He doesn't 'demonstrate' that snakes have emotions. He simply postulates his conclusion. He presents a calm snake, and then a skittish one that calms down with time and handling, and assumes the conclusion is apparent. This is the most troubling part of the video, in my opinion. He's preaching to the choir, to use one metaphor; he's begging the question, to point out the formal error in reasoning.
That 'demonstration' doesn't establish anything about internal states, and might be explained much more simply in terms of reduced stress responses. Stress hormone levels such as cortisol/corticosterone modulate "fear" responses, but this doesn't necessarily entail a corresponding mental state since animals such as corals use the same chemicals when "stressed" (and I don't think it is reasonable to suppose that corals have emotions).
He also states that people who responded to his question basically all thought snakes have emotions. That's a public opinion poll, which tells only what people think (or better: what they claim to think) and may or may not reflect reality. Consider those polls about how many people think the earth is 6000 years old, or the like; no fact about geologic history can be inferred from them.
As far as I know, there aren't sufficient structural anatomical homologues in reptile brains that would support emotions in at all the same way that they're supported in animals we're pretty sure have emotions, so again if snakes have 'emotions' that word means something pretty different than we mean in humans. It would be like supposing snakes could fly, even though they don't have wings or any structure that we know assists flying in all the animals we think can fly. Someone might assert that snakes fly by some unknown mechanism such as blowing air out of their cloacas and steering with their tongues, but that would take quite a lot of solid evidence.

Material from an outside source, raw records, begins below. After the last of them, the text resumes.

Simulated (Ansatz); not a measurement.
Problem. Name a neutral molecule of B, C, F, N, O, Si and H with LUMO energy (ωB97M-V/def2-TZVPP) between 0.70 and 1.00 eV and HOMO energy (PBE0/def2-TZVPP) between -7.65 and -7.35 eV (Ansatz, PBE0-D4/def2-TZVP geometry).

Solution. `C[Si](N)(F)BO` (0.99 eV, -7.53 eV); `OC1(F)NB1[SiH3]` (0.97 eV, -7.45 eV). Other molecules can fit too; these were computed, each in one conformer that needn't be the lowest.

Snakes of course respond to pain, and to situations that we categorize as stressful, but even if those experiences involve some sort of conscious state, emotion is something over and above that.
Another hurdle to get over is formulating even a possible evolutionary explanation. It is hard to imagine a case that could be made that there's an adaptive advantage to emotion in animals such as snakes. There are very clear disadvantages that must be outweighed by reproductive benefits. Emotion is both physiologically costly (calories to run the brain structures -- real bad in an animal that has erratic food intake and depends on a low metabolic rate to survive) and has adaptive downsides (pretty much every boneheaded thing humans do that is driven by emotion). Unless there are serious adaptive benefits -- a good example is the social bonding needed to make human and similar animals' reproductive patterns work well -- emotions won't evolve. I don't see any reason to think that emotion would be adaptive in snakes, certainly not adaptive enough to outweigh the costs.
One sort of anecdotal test that I personally use to try to figure out the mental states of animals is to see whether they remember stressful experiences. Mammals (at least cats and sheep, the non-human animals I pay the most attention to; sheep do it more clearly, which is interesting) do. But snakes are different. When I hold a snake down to give it an injection, it freaks out like it is going to either die or kill me. But five seconds after I release it, it is fine. My vet (former, now a zoo vet) pointed out to me some time ago that snakes don't hold grudges over passing offenses, and I think that's true (of course chronic stressors will have much more lasting effects, but that's likely explainable purely physiologically). But emotions of the sort humans are familiar with have connections with memory that make our experiences in this regard very different.
Anyway, just some friendly food for thought. I won't push this, but some might find it useful to consider some problems with the idea.